Today’s View From the Keyboard is something special. ANNE-MARIE OOMEN, a very dear friend of mine (and of many, many writers, young and old) shares with us a glimpse into her workspace, The Think House. Up in Leelanau County in the northwest part of Michigan’s Lower Peninsula, Anne-Marie divides her time as a teacher in the Solstice Low Residency MFA Program at Pine Manor College in Massachusetts and at Interlochen Arts Academy, an arts high school that lures exceptional young writers to its Creative Writing program.

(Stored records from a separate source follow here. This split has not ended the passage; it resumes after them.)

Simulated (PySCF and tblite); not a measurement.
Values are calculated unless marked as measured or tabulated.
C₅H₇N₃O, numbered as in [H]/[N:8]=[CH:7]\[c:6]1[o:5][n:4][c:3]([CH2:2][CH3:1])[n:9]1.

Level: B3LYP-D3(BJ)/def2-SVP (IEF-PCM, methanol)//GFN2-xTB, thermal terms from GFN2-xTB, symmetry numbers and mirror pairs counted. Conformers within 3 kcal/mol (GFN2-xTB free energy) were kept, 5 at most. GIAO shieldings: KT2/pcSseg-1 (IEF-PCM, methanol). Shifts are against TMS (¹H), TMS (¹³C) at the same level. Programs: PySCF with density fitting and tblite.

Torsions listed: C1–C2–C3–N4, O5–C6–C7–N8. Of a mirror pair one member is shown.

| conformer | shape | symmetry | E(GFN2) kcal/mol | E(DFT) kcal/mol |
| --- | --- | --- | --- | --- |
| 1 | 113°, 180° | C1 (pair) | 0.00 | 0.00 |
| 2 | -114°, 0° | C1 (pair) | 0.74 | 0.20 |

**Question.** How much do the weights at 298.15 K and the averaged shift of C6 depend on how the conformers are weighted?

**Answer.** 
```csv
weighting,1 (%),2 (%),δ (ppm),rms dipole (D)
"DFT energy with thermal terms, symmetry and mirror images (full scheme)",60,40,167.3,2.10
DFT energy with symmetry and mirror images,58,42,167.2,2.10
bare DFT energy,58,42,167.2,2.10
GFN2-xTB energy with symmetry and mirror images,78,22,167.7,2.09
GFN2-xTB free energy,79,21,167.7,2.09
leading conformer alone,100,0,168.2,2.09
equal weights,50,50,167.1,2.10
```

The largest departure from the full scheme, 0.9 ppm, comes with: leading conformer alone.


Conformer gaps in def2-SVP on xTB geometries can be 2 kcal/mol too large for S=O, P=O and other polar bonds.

When not dedicating her time to her students, Anne-Marie is writing, writing, writing: essays, poems, plays, and recently her first published short story. Two of her memoirs published by Wayne State University Press, Pulling Down the Barn and House of Fields, were selected as Michigan Notable Books. Her plays, poems, and essays have been collected, anthologized, produced, published, and honored with many awards; among these literary accomplishments is her well-received poetry collection Uncoded Woman (Milkweed Editions), An American Map: Essays (Wayne State University Press) and the recent play, “Secrets of the Luce Talk Tavern.”
Yes, she has the chops. Yes, she is a very, very good writer. She is also a very good person. Anne-Marie Oomen’s work is often in service not just to her art and not just to her students, but often to the community in which she lives, to the land and waters that surround her.
Here then, is Anne-Marie Oomen’s View From the Keyboard essay, “Warming the Flue,” in its entirety, reprinted (with permission) from An American Map.
Warming the Flue:
The Think House, Empire, Michigan
We shall not cease from exploration
And the end of all our exploring
Will be to arrive where we started
And know the place for the first time.
T.S. Elliot. Four Quartets
Tucked as it is in a Michigan woods thick with tall maple and ash, the Think House eddies with chill in winter, and remains too-cool and shaded in the summer.
So I build a fire in the woodstove.
A decade ago in Leelanau County, my David and I built by hand this sixteen by twenty cabin out of mostly recycled, damaged or deeply discounted goods. As a result, each autumn we seal leaky windows with plastic and stuff insulation strips around the eternally peeling though still partly brilliant red door. The small black Jotel perches in the corner—inadequate against drafts—and dusty pine bookcases filled to bending line the walls—doing double duty as insulation when the cold comes on. A butcher-block table views the insect-spotted window, a second-hand desk holds a newer computer, a school chair leans toward the woodstove. Here is a Depression era rocker, three dictionaries—two unabridged, one belonging to my grandmother, and more books—revealing an obsession for having them as much as for reading.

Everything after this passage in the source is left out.